Financial Metrics Rating – Bullish

DIS’s financial metrics are very good. The company does not hold much long-term debt relative to its industry group and yields a high return on shareholder’s equity. The rank is based on a low long-term debt to equity ratio relative to its industry group, high return on equity and low price to sales ratio.

Earnings Performance Rating – Bullish

DIS’s earnings performance has been strong. The company has a stable 5 year earnings trend and has outperformed analysts’ earnings estimates. The rank is based on poor EPS growth over the past 3-5 years, better than expected earnings in recent quarters, a relatively high projected P/E ratio and consistent earnings over the past 5 years.
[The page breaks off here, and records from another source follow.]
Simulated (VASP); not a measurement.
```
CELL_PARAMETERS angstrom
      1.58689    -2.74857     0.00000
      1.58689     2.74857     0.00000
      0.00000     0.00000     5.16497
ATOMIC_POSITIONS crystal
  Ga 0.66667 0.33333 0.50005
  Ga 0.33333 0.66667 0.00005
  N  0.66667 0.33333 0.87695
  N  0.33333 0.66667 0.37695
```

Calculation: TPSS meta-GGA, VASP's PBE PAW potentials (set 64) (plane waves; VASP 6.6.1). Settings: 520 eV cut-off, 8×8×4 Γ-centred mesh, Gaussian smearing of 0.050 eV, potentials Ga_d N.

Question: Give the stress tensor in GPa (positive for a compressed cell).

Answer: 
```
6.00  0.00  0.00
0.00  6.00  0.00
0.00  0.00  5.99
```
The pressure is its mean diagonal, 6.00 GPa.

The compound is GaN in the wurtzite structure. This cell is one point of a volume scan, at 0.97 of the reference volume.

Price/Volume Activity Rating – Bullish

Price and volume activity for DIS is bullish. DIS is experiencing sustained buying and has outperformed the S&P 500 over 26 weeks. The rank for DIS is based on its price strength versus the market, positive Chaikin money flow, a positive Chaikin price trend and a negative Chaikin price trend ROC

Expert Opinions – Bullish

Expert opinions about DIS are positive. Insiders are net buyers of DIS’s stock and analysts are raising their EPS estimates for DIS. The rank for DIS is based on analysts revising earnings estimates upward, a low short interest ratio, insiders purchasing stock and pessimistic analyst opinions.